Sometimes good recipes can come in the most random places, like the January 1, 2018 issue of People magazine. Who knew?
Indeed, I apologize for the size of the pin below. Some online entities just don’t play together so well in the sandbox. This recipe isn’t online, and this person had copied it from the app Texture. I think you should be able to click on it and it’ll open. But sure, go ahead and pay for a subscription to Texture if you’re that into magazines, or just go to your local library and pay to make the copy from the Jan. 1 issue if you want the recipe.
Someone subscribed my husband, of all people, to this magazine last year. I don’t really look at it, even in the grocery store line, so when it started arriving in his name, I was immensely humored. He wants to know who did it so he can smack them. Needless to say, it’s become bathroom reading.
Curiously though, I’d encourage you to check out their weekly book selections – seriously, whoever is in charge of their book selections has a decent popular literary eye.
I’ve garnered a few decent ideas from recipes in the back of the magazine, but haven’t actually seen a recipe, as it’s written, that I genuinely was excited to make. Call me a snot – trust me, you wouldn’t be the first – but I often believe that the recipes that show up in the back of magazines like People might actually be so dumbed down, they are nothing short of gross. But this recipe didn’t disappoint in any way. As Debi Mazar states, it’s like tasting parts of an Italian Garden, and she’s right. Think zesty lemons and fresh herbs… think happiness.
Think I’m a gonna move under the Tuscan sun, myself. Addio, cold weather.
It shouldn’t surprise you in the least if you’ve read any of my other posts from my #365daysofbaking challenge that something went wrong.
So as I was mixing everything in the bowl, I come to the realization I have no sour cream even though I went to the friggin’ store yesterday with sour cream on my list of ingredients I needed to buy, yet, I somehow forgot it. Shocker. I think I was on the phone when I was in the dairy aisle, and this makes me loathe technology even more than I do of late. And as I was making the muffins, I needed to find a sub for sour cream – an ingredient that will not only add moisture, but also add tang to the overall flavor. I must have opened the fridge door at least 5 times looking for the damned sour cream… like it was going to magically appear. I can’t even remember who I was talking to on the phone to try to lay blame their way. What. The. Fuck.

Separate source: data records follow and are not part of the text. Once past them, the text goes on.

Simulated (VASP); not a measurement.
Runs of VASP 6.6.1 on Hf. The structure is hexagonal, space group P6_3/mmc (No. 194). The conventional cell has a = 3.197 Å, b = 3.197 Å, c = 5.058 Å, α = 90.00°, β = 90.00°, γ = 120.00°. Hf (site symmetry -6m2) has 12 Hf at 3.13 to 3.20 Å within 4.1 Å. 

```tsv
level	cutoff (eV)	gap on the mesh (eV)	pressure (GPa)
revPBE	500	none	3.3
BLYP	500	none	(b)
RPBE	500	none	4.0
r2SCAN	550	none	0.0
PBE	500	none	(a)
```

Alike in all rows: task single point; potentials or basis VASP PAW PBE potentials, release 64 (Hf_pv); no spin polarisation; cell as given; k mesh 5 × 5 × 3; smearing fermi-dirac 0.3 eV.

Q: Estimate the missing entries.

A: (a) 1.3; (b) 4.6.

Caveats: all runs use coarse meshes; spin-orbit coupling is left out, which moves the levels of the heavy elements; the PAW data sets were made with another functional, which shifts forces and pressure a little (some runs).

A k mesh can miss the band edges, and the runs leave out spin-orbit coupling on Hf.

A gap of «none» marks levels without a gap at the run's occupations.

Think we’ve got yogurt? Nope.
Do a little research online, and oh, thank you, Internet for giving me: Sour Cream Substitutions and Equivalents with Dairy-Free Options. I chose the following substitution quite simply because I found trying to do the other conversions far too confusing.
For baking: 7/8 cup buttermilk or sour milk plus 3 tablespoons butter
Math wiz, I am not. 7/8 was closest to 1 cup, and then I could only use 2/3 of that one cup (well, 7/8 cup). It all got too confusing…
I always have buttermilk powder in the fridge because…I just do. If you don’t have that, then you can make buttermilk by combining 1 cup regular milk with 1-2 tbsp of vinegar or lemon juice. Let sit for 5 minutes and you have a perfectly viable alternative to buttermilk. Trust me. Done it a thousand times.
I diced up the extra butter into tiny cubes. It didn’t say to melt it – and I can be painfully literal at times – so I didn’t.
Then I questioned my decision to cube the butter after it was all mixed together. You know what they say about worry:
And it all turned out fine. I wish I could take a decent photo inside the oven while these were baking… gorgeous. They had this fluffy high rising crown to them that I want to see on every muffin I ever make from this point forward. Once I opened the oven at the end, though, the crowning jewels shrunk a wee bit, kinda like a dude’s jewels when he dives in cold water.
Look at the beautiful green flecks of rosemary.
My Thoughts After Baking:
- I did not use dried rosemary. I didn’t have dried, and when I was in the store I thought the recipe called for fresh. Imagine that I would botch a recipe before I even began…
- You can learn about the conversion of fresh to dried herbs from dear ole’ Martha, but I knew I needed to add more fresh than the 2 tsp dried called for in the recipe. I’m not a honkin’ fan of rosemary, so I only used 4 tsp fresh, and for my tastes, it was perfect.
- P.S. I’ve always thought it backwards that dried herbs are more potent that fresh… I’ve never looked into the science. And this time, I’m not going to. Look it up yourself.
- If you had extra Meyer lemons setting around from, say, making a batch of Meyer Lemon Marmalade, chop up all the goodness of the whole lemon and add it to this recipe. I think it’d be a lovely addition with the zest that’s called for.
- I’d serve this with dinner any day without the powered sugared topping. Without the glaze, the muffin is lightly sweet, but the savory notes of the rosemary balance out the slightly sweet quite nicely.
- As stated above, I did not make the powdered sugar topping. This would dip this muffin into a sweet category, which I think would be delightful, especially with the lemon juice – but I’d also add a bit of zest to the powered sugar glaze. It would also make a lovely snack any time of day, delicious muffin at tea time, or a breakfast muffin with the glaze. But knowing my husband isn’t a massive fan of all the sweets parading through our home lately (he’s training for another bike trip in April), I left it off, whipping out the glorious grapefruit marmalade instead. Holy mother of all goodness! It became an explosion of savory, tart, and sweet. Just, YAS!
P.P.S. Gettin’ better at these food pics each time.
I’m booking myself on the next flight to Italy so I can grow my own lemons and rosemary under the Tuscan sun and make these muffins. If for no other reason than to say I did just that.